India’s biggest mortgage lender predicts an increase in home loans of as much as 20 percent as a further half percentage point interest-rate cut will spur demand in smaller cities.

The expansion in Housing Development Finance Corp. (HDFC)’s loan book in the year through March 2013 may match the 20.3 percent pace of the previous 12 months, Keki Mistry, Mumbai-based chief executive officer of the company known as HDFC said in a July 20 telephone interview. State Bank of India’s home-loan growth will match last year’s 11 percent rate, Chief Financial Officer Diwakar Gupta, said in an interview yesterday.

The forecasts show central bank Governor Duvvuri Subbarao has leverage to stimulate housing demand in an economy growing at the slowest pace in almost a decade. Traders are betting borrowing costs will decline with five-year interest-rate swaps, the fixed cost to lock in floating rates, falling 26 basis points in the past month to 6.93 percent in India, more than the 16 basis point drop in China.

“There is strong demand for loans in Tier 2 cities,” which have been less affected by India’s economic slowdown than Mumbai, said Mistry. “Indian interest rates may drop by another 50 basis points by year-end.”

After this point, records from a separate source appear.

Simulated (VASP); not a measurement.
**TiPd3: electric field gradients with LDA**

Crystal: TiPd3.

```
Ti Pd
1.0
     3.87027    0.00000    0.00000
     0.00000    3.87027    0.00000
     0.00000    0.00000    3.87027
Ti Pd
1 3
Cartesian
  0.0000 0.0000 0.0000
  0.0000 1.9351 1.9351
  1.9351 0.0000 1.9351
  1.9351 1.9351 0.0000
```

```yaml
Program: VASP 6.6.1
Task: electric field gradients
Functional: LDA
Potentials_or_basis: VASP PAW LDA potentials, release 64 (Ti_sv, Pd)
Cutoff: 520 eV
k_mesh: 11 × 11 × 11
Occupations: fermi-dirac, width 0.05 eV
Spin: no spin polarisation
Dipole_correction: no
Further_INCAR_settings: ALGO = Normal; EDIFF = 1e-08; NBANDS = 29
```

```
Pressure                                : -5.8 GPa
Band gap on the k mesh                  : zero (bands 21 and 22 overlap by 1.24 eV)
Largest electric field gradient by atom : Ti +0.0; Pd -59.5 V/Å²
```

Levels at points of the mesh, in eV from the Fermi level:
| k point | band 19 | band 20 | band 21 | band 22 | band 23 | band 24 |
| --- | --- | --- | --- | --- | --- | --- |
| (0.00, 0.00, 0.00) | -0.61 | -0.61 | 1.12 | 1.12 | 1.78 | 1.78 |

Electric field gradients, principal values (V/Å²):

Credit Suisse Group AG and Yes Bank Ltd. also forecast the Reserve Bank of India, which in April cut the repurchase rate to 8 percent from 8.50 percent in its first reduction since 2009, will lower it to 7.50 percent by Dec. 31 to boost growth. The central bank left the rate unchanged in the mid-quarterly monetary policy review in June, and all 11 economists surveyed by Bloomberg expect no change at its next appraisal on July 31.

AAA Rating

Rated AAA by Standard & Poor’s Indian unit Crisil Ltd., HDFC is the third-biggest debt issuer so far in 2012 with sales of 95 billion rupees ($1.7 billion), according to data compiled by Bloomberg. It sold 119.4 billion rupees of bonds in the same period last year and was the top issuer then. Indian companies sold 1.14 trillion rupees of local bonds this year, 32 percent more than a year earlier, the data show.

The yield on HDFC’s 9.7 percent notes maturing in February 2016 has dropped 26 basis points, or 0.26 percentage points, to 9.21 percent, according to the Fixed Income Money Market & Derivatives Association of India.

The yield premium that investors demand for top-rated five- year Indian corporate debt compared with similar-maturity government notes widened to 154.8 basis points, from 124.9 at the start of the month, the data show. Borrowing costs are 4.15 percent for AAA-rated Chinese companies.

‘Expect Positivity’

“The spreads are probably near the peak and most economic indicators point towards a shrinkage,” Ganti N. Murthy, Mumbai- based head of fixed income investments at Peerless Funds Management Co., which oversees the equivalent of $687 million in assets, said in a July 20 telephone interview. “Too much pessimism had been priced in and some of that has to get reversed now. Issuers and investors, alike, can expect some positivity to return to the markets sooner than later.”

India’s inflation rate unexpectedly slowed last month, with wholesale prices rising 7.25 percent from a year earlier, after climbing 7.55 percent in May, government data show. The country has the fastest inflation of the so-called BRIC economies, which include China, Russia and Brazil.

Asia’s third-largest economy expanded 5.3 percent in the quarter ended March 31, the least in nine years.

HDFC reported this month net income in the quarter ended June 30 rose 19 percent to 10.2 billion rupees from a year earlier. Bad loans at the lender have declined 30 straight quarters, according to Mistry.

Asset Quality

“We are not seeing any stress in our home loan portfolio,” Mistry said. “I’m not expecting any negative surprises going ahead as far as asset quality is concerned.”

Elsewhere in India’s credit markets, rupee declined 0.1 percent to 56 per dollar as of 11:56 a.m. in Mumbai, according to data compiled by Bloomberg. The yield on the government’s 8.15 percent bonds due June 2012 fell 11 basis points, or 0.11 percentage point, this month. The notes yielded 8.07 percent in Mumbai today, according to the central bank’s trading system.

The extra yield on government debt over Treasuries widened four basis points to 664 today, according to data compiled by Bloomberg.

Indian sovereign notes returned 6.1 percent this year, trailing the 6.4 percent earned by Indonesian securities in the region’s best performance, according to HSBC Holdings Plc indexes.

Credit-default swaps on State Bank, which some investors consider a proxy for the sovereign, have this month declined 39 basis points to 330.7 in New York, according to data provider CMA. The contracts pay the buyer face value in exchange for the underlying securities or the cash equivalent should a borrower fail to adhere to its debt agreements.

“Demand for home loans from all markets is strong,” State Bank CFO Gupta said. “Further cuts in the policy rate will strengthen demand for loans.”